Comportement of list comprehension with self reference - python

I'm retrieving a list of (name, id) pairs and I need to make sure there's no duplicate of name, regardless of the id.
# Sample data
filesID = [{'name': 'file1', 'id': '353'},{'name': 'file2', 'id': '154'},{'name': 'file3', 'id': '1874'},{'name': 'file1', 'id': '14'}]
I managed to get the desired output with nested loops :
uniqueFilesIDLoops = []
for pair in filesID:
found = False
for d in uniqueFilesIDLoops:
if d['name'] == pair['name']:
found = True
if not found:
uniqueFilesIDLoops.append(pair)
But I can't get it to work with list comprehension ... Here's what I've tried so far :
uniqueFilesIDComprehension = []
uniqueFilesIDComprehension = [pair for pair in filesID if pair['name'] not in [d['name'] for d in uniqueFilesIDComprehension]]
Outputs :
# Original data
[{'name': 'file1', 'id': '353'}, {'name': 'file2', 'id': '154'}, {'name': 'file3', 'id': '1874'}, {'name': 'file1', 'id': '14'}]
# Data obtained with list comprehension
[{'name': 'file1', 'id': '353'}, {'name': 'file2', 'id': '154'}, {'name': 'file3', 'id': '1874'}, {'name': 'file1', 'id': '14'}]

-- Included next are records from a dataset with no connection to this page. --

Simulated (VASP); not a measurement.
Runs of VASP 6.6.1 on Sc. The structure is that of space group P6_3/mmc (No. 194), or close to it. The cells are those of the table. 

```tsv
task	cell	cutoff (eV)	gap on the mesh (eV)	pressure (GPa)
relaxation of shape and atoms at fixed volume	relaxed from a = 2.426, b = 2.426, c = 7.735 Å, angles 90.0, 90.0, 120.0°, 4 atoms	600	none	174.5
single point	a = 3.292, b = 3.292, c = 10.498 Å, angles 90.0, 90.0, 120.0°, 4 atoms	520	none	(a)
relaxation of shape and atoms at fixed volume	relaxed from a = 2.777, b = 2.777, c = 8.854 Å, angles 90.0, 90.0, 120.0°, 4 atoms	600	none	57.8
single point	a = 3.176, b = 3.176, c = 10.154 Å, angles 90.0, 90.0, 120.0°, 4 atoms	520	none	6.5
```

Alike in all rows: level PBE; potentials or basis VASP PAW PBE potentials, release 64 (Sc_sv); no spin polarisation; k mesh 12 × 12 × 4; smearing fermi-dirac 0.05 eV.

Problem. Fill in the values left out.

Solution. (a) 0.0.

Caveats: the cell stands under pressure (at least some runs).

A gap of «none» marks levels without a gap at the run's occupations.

# Data obtained with loops (and desired output)
[{'name': 'file1', 'id': '353'}, {'name': 'file2', 'id': '154'}, {'name': 'file3', 'id': '1874'}]
I was thinking that maybe the call to uniqueFilesIDComprehension inside the list comprehension was not updated at each iteration, thus using [] and not finding corresponding values...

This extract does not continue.